Attempt To Clear Parks With Goats Fails
It's cheaper to use humans because they can operate chainsaws.
It turns out goats make for rather expensive landscapers.
In late summer and early fall of this last year, Milwaukee County Parks employed a herd of goats, at the request of the Milwaukee County Board of Supervisors, to clear unwanted vegetation. The project came out of a resolution, sponsored by then-supervisor Jason Haas, that allocated $11,000 for a goat landscaping program.
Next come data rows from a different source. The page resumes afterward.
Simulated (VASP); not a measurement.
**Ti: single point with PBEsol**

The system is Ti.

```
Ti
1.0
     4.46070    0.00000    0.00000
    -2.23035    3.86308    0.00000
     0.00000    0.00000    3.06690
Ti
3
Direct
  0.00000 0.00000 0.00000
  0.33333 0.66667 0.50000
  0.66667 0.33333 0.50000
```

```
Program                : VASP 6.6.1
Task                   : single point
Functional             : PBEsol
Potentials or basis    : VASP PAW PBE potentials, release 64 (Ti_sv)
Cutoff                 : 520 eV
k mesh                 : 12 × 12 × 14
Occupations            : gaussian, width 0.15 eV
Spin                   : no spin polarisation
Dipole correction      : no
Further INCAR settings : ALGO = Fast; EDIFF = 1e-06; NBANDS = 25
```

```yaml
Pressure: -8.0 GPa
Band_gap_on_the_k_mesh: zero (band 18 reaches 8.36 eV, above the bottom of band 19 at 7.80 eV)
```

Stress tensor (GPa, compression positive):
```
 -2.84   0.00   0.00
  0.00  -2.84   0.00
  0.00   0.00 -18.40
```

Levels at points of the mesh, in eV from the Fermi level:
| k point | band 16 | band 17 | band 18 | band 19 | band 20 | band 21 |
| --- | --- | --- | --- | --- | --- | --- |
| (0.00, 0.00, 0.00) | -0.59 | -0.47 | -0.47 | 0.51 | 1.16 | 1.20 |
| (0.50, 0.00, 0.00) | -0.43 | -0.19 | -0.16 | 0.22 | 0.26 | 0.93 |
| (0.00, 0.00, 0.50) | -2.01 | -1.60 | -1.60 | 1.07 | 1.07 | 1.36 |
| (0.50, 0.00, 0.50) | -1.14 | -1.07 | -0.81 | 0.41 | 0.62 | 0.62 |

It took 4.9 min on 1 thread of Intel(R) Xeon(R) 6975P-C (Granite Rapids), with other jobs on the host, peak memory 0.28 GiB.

Parks spent $4,730 for goats from Kettle Moraine Grazing to clear a 1.5-acre patch of Dretzka Park golf course. For that amount of money, parks estimates that seasonal workers could clear two acres of mature buckthorn, four acres of second-growth buckthorn or six acres spraying defoliant for long-term buckthorn removal.
But before the goats could be sent in to do their thing, parks staff had to chop the vegetation down to grazing height for the goats and mow lanes for fencing.
The goats arrived in August and took two weeks to clear the area. After a resting period, they returned in October and cleared it again in a week. They made quicker work the second time because “the plants were stressed and weakened from the initial browsing event,” according to parks.
The department’s natural areas team has a massive amount of land to maintain: 7,000 acres. Typically, the department tries to focus personnel and resources for defoliation on high-value areas where resources can be used most effectively, parks staff previously told supervisors, explaining that the utility of the goats will be limited to isolated areas that are heavily degraded by invasive species.
Any location that would be suitable for the goats will not be a high priority for defoliation to begin with because, as it turns out, they will strip the bark from a birch tree.
Haas initially proposed using the goats to clear vegetation from bluffs in county parks. But this was nixed after parks staff explained that no sound goat vendor would let their goats trot around a bluff top.
It appears bluffs and invasive vegetation are becoming an issue for the parks department. Less than a year after the goat program was approved, another supervisor made a controversial proposal relating to an overgrown bluff in Lake Park after hearing the complaints of nearby residents.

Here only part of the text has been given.